Budget update forecasts unemployment falling to 4.25% by mid-2023
Thursday’s budget update will forecast one million jobs will be created over the next four years and unemployment will fall to 4.25% by June 2023.
In an upbeat economic assessment, the Mid-Year Economic and Fiscal Outlook will estimate that more than 13.8 million people will be employed by June 2025. This is 150,000 more people employed across the economy than the May budget estimated.
Unemployment – 5.2% in October – is forecast to be 4.5% in the June quarter next year. The 2023 June quarter 4.25% level would be the lowest since September 2008.
Strong employment growth is expected to see the employment to population ratio reach a record high of 63.1% by the September 2022 quarter, compared to 61.5% when the Coalition was elected.
The update will show a reduced deficit figure compared to the $342 billion across the forward estimates that was forecast in the budget.
But the government this week leaked details of a blow out in the cost of the National Disability Insurance Scheme to counter the suggestion by Deloitte Access Economics that the deficit figure could have improved by more than $100 billion.
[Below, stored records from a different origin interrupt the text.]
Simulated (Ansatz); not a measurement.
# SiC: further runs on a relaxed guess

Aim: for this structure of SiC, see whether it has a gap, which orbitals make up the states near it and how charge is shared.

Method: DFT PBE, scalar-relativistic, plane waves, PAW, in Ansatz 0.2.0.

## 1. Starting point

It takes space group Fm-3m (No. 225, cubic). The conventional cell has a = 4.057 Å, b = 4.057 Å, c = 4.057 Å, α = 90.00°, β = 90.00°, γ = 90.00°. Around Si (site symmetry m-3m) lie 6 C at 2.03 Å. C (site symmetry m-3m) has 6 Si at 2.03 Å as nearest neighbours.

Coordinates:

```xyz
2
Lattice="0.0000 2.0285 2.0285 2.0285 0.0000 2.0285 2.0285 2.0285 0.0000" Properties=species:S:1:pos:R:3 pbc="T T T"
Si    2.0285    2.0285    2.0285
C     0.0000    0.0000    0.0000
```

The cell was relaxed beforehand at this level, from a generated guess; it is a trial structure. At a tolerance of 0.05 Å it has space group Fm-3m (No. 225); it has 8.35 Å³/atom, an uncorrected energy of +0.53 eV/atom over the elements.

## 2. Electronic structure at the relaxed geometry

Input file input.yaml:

One feature of prime interest in the update will be the amount set aside for decisions taken but not yet announced, which will be the government’s war chest for the run up to the election, to be held by May.
Among the election sweeteners, tax cuts are expected to be provided for low and middle income earners.
The government has a budget scheduled for March 29, for a May election. But the option of going to the polls in March also remains open.
Treasurer Josh Frydenberg said while Australia had avoided the labour market “scarring” that resulted from recessions in the 1980s and 1990s, “there are still many more new jobs to create,” and the government had the economic plan to do this.
“We have been working to a clear fiscal strategy to drive down the unemployment rate to historically low levels as we emerge from the greatest economic shock since the great depression,” Frydenberg said.
“It’s not that long ago that the Treasury was contemplating a collapse in GDP of more than 20% and feared the unemployment rate could rise to as high as 15%.”
“The Labor Party has repeatedly said ‘the biggest test of this government’s management of the recession and its aftermath will be what happens to jobs’ and ‘whether or not unemployment stays too high for too long’.”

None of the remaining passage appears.